Since the LGBTQIA+ community is obviously diverse, even in respect to each specific identity, it’s difficult to say whether most gay, lesbian, pan, and bi+ people initially think they’re straight before they realize their true sexuality. Some may have always known they weren’t straight, whereas others have thought they were straight before they actually discovered and accepted their sexuality.

However, if we were to pick any flick in your LGBTQIA+ movie watchlist, you’d probably find a film that revolves around a coming out story in its main plot or any of its side plots. That coming out experience likely retrofits a common pre-out theme where a gay character thought they were straight before they realized their identifier in the community.

Whereas Love, Simon features commentary on compulsory heterosexual crushes so Simon can conceal his sexuality, some shows rely on a heteronormative portrayal of sexuality to visibly show a character’s coming out story. Just like we aren’t on board with how Atypical misrepresents autistic people, the series also includes a trope in its representation of Casey Gardner’s coming out story.

Don’t get us wrong: We never knew we needed a romantic arc complete with Casey and Izzie’s rivals to friends, back to enemies, and finally to lovers themes. However, Atypical clearly depicts Casey’s character as straight, and she thinks she is straight, before finally showcasing her sexuality.

Although many of us real-life LGBTQIA+ folks did think we were straight before we realized our real sexuality, there are ways to depict lesbian characters without including a heterosexual arc. Recent episodes of Riverdale, which illustrate that Cheryl is lesbian and has always been comfortable with her sexuality despite being coercing into repressing it because of her homophobic family, are good examples.

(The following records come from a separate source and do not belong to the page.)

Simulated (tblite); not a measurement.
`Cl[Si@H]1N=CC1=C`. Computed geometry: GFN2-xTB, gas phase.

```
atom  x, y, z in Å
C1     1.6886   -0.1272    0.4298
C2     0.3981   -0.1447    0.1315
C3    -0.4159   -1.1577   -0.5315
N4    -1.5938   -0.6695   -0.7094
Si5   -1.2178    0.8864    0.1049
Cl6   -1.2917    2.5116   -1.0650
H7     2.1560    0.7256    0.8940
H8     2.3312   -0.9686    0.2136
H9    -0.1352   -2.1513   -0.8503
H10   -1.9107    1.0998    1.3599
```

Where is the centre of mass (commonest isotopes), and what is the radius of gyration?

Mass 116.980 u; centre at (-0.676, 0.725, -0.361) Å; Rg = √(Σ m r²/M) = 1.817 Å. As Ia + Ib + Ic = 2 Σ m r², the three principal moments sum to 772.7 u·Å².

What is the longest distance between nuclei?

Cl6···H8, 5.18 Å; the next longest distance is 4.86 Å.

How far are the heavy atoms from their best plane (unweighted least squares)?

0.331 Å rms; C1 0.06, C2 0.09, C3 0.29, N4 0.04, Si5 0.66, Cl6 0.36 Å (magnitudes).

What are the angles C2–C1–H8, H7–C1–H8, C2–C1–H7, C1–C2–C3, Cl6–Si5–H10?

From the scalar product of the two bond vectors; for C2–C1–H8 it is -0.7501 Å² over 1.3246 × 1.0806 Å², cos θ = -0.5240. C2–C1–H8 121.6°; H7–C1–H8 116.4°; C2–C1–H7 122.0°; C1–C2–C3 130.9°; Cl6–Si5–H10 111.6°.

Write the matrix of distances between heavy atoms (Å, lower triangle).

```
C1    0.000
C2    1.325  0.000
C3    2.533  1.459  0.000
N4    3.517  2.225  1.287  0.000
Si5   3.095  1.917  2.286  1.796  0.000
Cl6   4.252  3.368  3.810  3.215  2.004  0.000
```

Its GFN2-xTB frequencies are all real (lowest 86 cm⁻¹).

While it’s valid for one to think they were heterosexual and/or cisgendered before realizing their identity, pop culture distributes a prevalent amount of coming out stories that feature LGBTQIA+ characters who initially think they’re cishet or have to work some (or a lot of) compulsory cishet ideations or stereotypes out during their self-discovery process.

Where are the stories of individuals who thought they were bi+ but realized that they’re gay or lesbian as a second coming out story, for example?